For 800 years, 42 pages of one of the world’s most important early New Testament manuscripts were lost.
Now these “ghost” pages have finally been found.
An international team of researchers led by Professor Garrick Allen at the University of Glasgow has recovered the lost pages from a 6th-century copy of the Letters of St. Paul that was torn apart in the 13th century.
Rather than destroyed, the pages were scraped, re-inked, and recycled as binding material and pages inside other manuscripts. The surviving fragments ended up scattered in libraries from Italy to Greece, Russia, Ukraine, and France.
The key to the recovery was a chemical accident that happened 800 years ago. When monks re-inked the parchment pages, the new ink reacted with the old and burned a faint mirror image of the original text onto the facing page.
Those “ghost” impressions are almost completely invisible to the naked eye, it took centuries for scientists to find them.
“The breakthrough came from an important starting point: we knew that at one point, the manuscript was re-inked,” Allen explained.
“The chemicals in the new ink caused ‘offset’ damage to facing pages, essentially creating a mirror image of the text on the opposite leaf — sometimes leaving traces several pages deep, barely visible to the naked eye but very clear with latest imaging techniques.”

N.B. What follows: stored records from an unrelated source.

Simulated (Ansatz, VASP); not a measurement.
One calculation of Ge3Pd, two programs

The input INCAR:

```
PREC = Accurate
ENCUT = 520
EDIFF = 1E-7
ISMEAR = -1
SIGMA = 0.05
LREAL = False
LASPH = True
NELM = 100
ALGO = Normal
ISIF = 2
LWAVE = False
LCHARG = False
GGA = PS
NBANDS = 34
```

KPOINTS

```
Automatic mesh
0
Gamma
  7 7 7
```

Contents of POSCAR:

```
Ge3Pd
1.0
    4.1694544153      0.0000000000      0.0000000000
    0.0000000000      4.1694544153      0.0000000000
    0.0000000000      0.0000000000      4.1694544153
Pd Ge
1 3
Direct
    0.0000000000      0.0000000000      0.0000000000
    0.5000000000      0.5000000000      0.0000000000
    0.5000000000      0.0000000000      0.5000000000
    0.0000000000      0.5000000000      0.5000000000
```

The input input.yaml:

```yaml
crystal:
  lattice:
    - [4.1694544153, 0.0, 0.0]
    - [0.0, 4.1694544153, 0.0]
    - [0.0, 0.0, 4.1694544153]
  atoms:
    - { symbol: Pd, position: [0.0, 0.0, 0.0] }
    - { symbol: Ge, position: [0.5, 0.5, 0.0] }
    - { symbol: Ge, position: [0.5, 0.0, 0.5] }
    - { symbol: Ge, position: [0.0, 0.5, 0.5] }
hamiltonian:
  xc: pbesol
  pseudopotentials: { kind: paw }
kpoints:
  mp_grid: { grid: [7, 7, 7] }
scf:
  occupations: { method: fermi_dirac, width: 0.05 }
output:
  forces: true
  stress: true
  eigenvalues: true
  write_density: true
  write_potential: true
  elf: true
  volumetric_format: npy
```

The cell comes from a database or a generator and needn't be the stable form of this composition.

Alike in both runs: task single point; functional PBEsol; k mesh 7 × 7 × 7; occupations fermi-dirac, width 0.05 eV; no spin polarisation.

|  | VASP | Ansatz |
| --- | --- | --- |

The team used a special imaging to process the surviving physical pages and pull the “ghost” text out of the parchment. Radiocarbon dating confirmed the recovered material dated to the 6th century.
What they found inside those ghost pages rewrites what historians thought they knew about early Bibles. The recovered pages contain the earliest known examples of chapter lists for Paul’s Letters, and the chapter divisions are dramatically different from the way the same letters are divided in modern Bibles. The discovery sheds light on how early Christian communities read, organized, and understood the Holy texts and how it has evolved over the centuries.
The pages also reveal how 6th-century scribes worked. The corrections scribes made, the annotations they added, and the way they interacted with what they considered holy scripture.
Allen called the scale of the recovery a huge development in Biblical study.
“Given that Codex H is such an important witness to our understanding of Christian scripture, to have discovered any new evidence — let alone this quantity — of what it originally looked like is nothing short of monumental,” he said.